Chicago Digs Out From Winter Storms That Have Left Multiple Feet Of Snow
ARI SHAPIRO, HOST:
The recent snowstorm that hit the country also walloped Chicago, where people are still digging out. WBEZ's Michael Puente reports.
MICHAEL PUENTE, BYLINE: Michael Polovina has lived and driven through some tough snowstorms in Chicago.
MICHAEL POLOVINA: Ranks up there with, like, the 1979 one. And it was the most challenging I've ever ridden. It's a lot of snow even for Chicago.
PUENTE: And some of that snow is on top of one of Polovina's cars. The car is buried under several feet of snow in his neighborhood on Chicago's far southeast side.
POLOVINA: I have to use the other one to work 'cause I can't. That's too much, you know?
POLOVINA: So we just do one at a time. We've - also have a car in the garage where we got to shovel, too.
PUENTE: A few miles away, Adolfo Villa wasn't very much better.
ADOLFO VILLA: I've been doing it four days in a row.
PUENTE: It in this case is removing snow from the sidewalks. He's been shoveling snow and sometimes using a snow blower to clear the way for more elderly neighbors. But the job doesn't ever seem to get done. Villa, however, doesn't feel bad for himself. He's thinking of those elsewhere.
VILLA: It's pretty bad 'cause right now, it's all over the United - everywhere, even in Mexico down there. And I feel sorry for the people because they didn't got the right - installed the right equipment like heaters and all their space heater. Look in Texas what happened right now.
PUENTE: Much of the snow in Chicago that fell was so-called lake effect snow - wind and moisture off Lake Michigan teaming up to cause havoc, like roofs collapsing. Chicago officials say the roofs of several abandoned buildings have fallen in due to the heavy snow. That's something resident Martin Valadez is also keeping a close eye on.
MARTIN VALADEZ: It was blowing off the lake. A lot of snow was coming. And yeah, you got to worry about the roofs, too. It's all collecting on the roofs and the icicles messing up the gutters, that kind of thing. But I think it's going to get warmer, and things are going to melt.
TOM SKILLING: Don't write off additional snow yet. We may have another snow Sunday afternoon and night.
PUENTE: That's longtime WGN weatherman Tom Skilling, a Chicago icon who has been forecasting the weather for the Chicago region for more than four decades.
SKILLING: We've had, at Midway Airport, over 40 inches of snow, total, in the last two weeks.
PUENTE: Skilling says the region was having a very mild winter, with temps above normal in December and January.
SKILLING: About two weeks ago - and bam - the cold air hit. We put together nine consecutive days of measurable snow. That ties for the most consecutive days of measurable snow. And another stat - it snowed 11 of the past 13 days here in Chicago.
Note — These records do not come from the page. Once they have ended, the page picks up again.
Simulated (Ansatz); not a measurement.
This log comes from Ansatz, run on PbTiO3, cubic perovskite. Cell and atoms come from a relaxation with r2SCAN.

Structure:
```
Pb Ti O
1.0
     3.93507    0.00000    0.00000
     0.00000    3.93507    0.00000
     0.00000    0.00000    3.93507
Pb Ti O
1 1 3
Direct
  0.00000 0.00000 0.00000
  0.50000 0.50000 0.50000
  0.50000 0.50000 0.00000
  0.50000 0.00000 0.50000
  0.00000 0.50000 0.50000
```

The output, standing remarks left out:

PUENTE: Digging out a car isn't something Chicago resident Michael Burton had to do. Whether it's summer or winter, Burton bikes to work, as he did two days ago during the snowstorm.
MICHAEL BURTON: On my way to work, and I'm headed to the Bloomingdale Trail, which is sort of a nice highway in the winter, any time of year, especially the winter 'cause it's cleared a lot. And it's great for biking.
PUENTE: Burton says if you have a bike and some basic winter clothing, you can bike during the winter. He recommends not overdressing. Instead, use a layered approach and wear boots. For those who need to drive, not to worry. After this weekend, Chicago weatherman Tom Skilling says to look for that warmup.
For NPR News, I'm Michael Puente in Chicago.